Tuesday, August 29, 2017

"Yo Kat!"

I learned today that a good friend passed away and while I'm crushed and my heart breaks for all that loved him, I've been flooded with so many awesome memories of Mr. Michael Lawrence.

"Kat" was the name he called me, even when I introduced myself as Kathy.  Apparently, that just wasn't going to work for him.  Mind you...Michael had the thickest Brooklyn accent and all I could ever think about when he'd talk and tell stories was the movie, Goodfellas.  Michael was loud and when he wanted your attention, he got it.  With me, it was always, "YO, KAT!!" followed by whatever he felt like talking about.

People would joke that he had mob ties...I flat out asked him.  Just a tap on the nose and a wink and a smile would be the answer.  So, of course I'd always flip him shit about it and poke at him and ask him how many people he whacked.  It was always hilarious because he knew I did it because of the accent, but also because of the black leather jacket he'd wear from time to time and whatever hairstyle he had going back then.

Michael always had your back - right or wrong...but only if he cared about you.  If he thought poorly of you, you knew.  You knew because he was honest and caring and was a no-bullshit kind of a guy.
He had his quirks just like everybody else and sometimes he'd piss you off, sometimes he'd get your eyes rolling so far in the back of your head you swear you saw your own brain, but all the good he put out in the world overshadowed anything that could ever be construed as imperfect.

Michael's laugh.  Completely loud, raspy, and hearty - if that even makes sense.  AND you could somehow hear the Brooklyn accent even in his laughter!  How is that possible?  He loved to laugh.  He loved to smile.  But he really loved seeing those things in the people around him.  No matter where that man went...from WA and all the way to Fl, he made friends wherever he went.  It came easy for him.  And if you were lucky enough to be one of his friends, you always got big bear hugs.

He knew how to read people, too.  He had a sense to figure someone out, whether they were someone worth knowing...or someone to kick to the curb.  There were a couple times I got warnings about what he thought of someone's integrity, and looking back, I should've listened.

There was one time that I was going through some hard stuff and there was a person he disliked very much who was the cause of my grief and he told me he'd take care of it.  No one else was in a position to do anything for me in that moment except for him and he promised to make what was hurting me, stop.  I cried when he said this because I knew he meant it and I knew he'd help me because I knew how much my friendship and my happiness meant to him - and him seeing me unhappy was unacceptable.  Of course, I said no - but knowing that he was again, no-bullshit, he'd take care of bringing my happiness back was overwhelming.

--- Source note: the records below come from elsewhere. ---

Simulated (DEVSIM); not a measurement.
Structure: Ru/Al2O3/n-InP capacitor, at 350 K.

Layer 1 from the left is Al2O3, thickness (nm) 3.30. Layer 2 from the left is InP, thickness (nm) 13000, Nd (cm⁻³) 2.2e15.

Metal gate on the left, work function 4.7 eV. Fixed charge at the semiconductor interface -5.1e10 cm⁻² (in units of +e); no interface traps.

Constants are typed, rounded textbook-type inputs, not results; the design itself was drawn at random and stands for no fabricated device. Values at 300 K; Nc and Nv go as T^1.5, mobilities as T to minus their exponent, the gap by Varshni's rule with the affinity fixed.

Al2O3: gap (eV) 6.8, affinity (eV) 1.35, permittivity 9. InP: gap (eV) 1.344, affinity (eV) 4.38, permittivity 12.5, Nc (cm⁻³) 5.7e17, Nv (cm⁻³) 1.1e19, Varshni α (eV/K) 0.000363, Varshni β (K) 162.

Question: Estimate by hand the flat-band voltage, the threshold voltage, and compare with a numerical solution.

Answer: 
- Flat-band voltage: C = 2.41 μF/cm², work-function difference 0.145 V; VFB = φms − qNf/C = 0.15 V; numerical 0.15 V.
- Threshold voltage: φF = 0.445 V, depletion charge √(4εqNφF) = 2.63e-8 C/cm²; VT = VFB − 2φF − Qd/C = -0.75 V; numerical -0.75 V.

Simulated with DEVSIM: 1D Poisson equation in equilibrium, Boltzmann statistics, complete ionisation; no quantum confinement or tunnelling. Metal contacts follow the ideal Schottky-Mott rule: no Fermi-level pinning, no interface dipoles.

Michael was a good influence and a bad influence.  He was real.  We'd have chats from time to time about life, about his love life, about any upcoming surgeries he was not excited about, and about a whole lot of nothing.  He was a fun person.  He was a good person.  He was a brave person.  Who packs up all their things and moves clear across the country to try a new place, make new friends, and STILL maintain the old ones?  He did that.  I was sad when he moved because it felt like I was losing a part of my family.  But when I learned how happy he was out there, I was happy for him too.

So, I guess I had to write this as a means to deal with this right this second, knowing it will hit me again a little down the road and it will hurt all over again.  But I needed to get it out.  I will miss him. I will miss him terribly.  And the dumbest thing is I'll miss being called Kat...because he is the only person who has ever called me that and it stuck.  It was our thing.

Yo, Michael...you will forever be loved and you will be missed.  Never ever forgotten because there's just too much to remember, my friend.  Not good bye...good journey.